Computer just shuts down unexpectedly during gaming

Associate
Joined
21 Nov 2012
Posts
106
Location
Glasgow
Hi,
Bit of an odd one, after running pretty much flawlessly I've encountered an issue in the last two days with my main computer where it will shut down unexpectedly during gaming after a few seconds of stuttering. No blue screen no blank screen just straight switch off.

Spec is
I9 13900K w/ Corsair H170I elite
Asus Z790 extreme
2x 16GB Corsair Corsair Vengeance Black 32GB 7200MHz DDR5 (No XMP as was originally listed as a supported /approved set but was pulled from the listings after release :mad:)
RTX 4090 FE
Corsair HX1200
2TB Firecuda 530 nvme
Windows 10 64 bit pro (was 11 but had stability issues so went back to 10 for now.)

I've removed the header in case the switch was faulty, no change,
ran HW monitor to keep an eye on temps and voltages nothing too excessive during stress testing
re-applied thermal paste (Kryonaut) old application looked good. No change
updated to the BIOS that Asus just released on the 12th to address a micro code issue and ran into the news about 13th and 14th gen failing. I really hope this isn't it. Now running in Intel performance spec
Also updated every driver on it including the intel management engine etc.
actually seems to be getting more frequent.
plenty of errors in event viewer but not seeing anything critical?
Everything else on the computer runs exceptionally cool as it's inside a Corsair obsidian 900D w/ all the fans

I'm not sure what to do given I get no error log or blue screen to work from.

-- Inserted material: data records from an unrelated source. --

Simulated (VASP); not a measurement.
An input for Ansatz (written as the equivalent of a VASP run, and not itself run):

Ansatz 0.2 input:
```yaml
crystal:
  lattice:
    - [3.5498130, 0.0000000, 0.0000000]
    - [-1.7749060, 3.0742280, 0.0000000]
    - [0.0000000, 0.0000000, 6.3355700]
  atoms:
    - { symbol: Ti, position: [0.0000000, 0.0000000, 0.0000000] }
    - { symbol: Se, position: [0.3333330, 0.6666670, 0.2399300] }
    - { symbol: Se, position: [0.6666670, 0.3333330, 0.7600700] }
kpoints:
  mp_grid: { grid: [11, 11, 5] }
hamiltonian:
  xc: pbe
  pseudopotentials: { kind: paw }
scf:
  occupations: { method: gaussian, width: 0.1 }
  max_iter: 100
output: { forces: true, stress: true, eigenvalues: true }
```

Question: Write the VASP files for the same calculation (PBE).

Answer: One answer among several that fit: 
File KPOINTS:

Any suggestions/ help would be very much appreciated!
 
Associate
OP
Joined
21 Nov 2012
Posts
106
Location
Glasgow
The most obvious reason for a PC to just shut down out of the blue under load with no error messages is the PSU, but admittedly it is hard to trust these CPUs right now.

You haven't moved the PC lately and might have unsettled the power cables?

How is your 4090 connected to the power supply?


The majority of event viewer errors are meaningless, but WHEA errors would be more interesting.

What stability issues did you have with Windows 11?
Lot's of WHEA errors :( There's not even a second between them at points.

A corrected hardware error has occurred.

Component: PCI Express Root Port
Error Source: Advanced Error Reporting (PCI Express)

Primary Bus:Device:Function: 0x0:0x1C:0x4
Secondary Bus:Device:Function: 0x0:0x0:0x0
Primary Device Name:pCI\VEN_8086&DEV_7A3C&SUBSYS_88821043&REV_11
Secondary Device Name:


All I get on the critical error list is an unexpected shutdown.

This one is repeated most of the way through.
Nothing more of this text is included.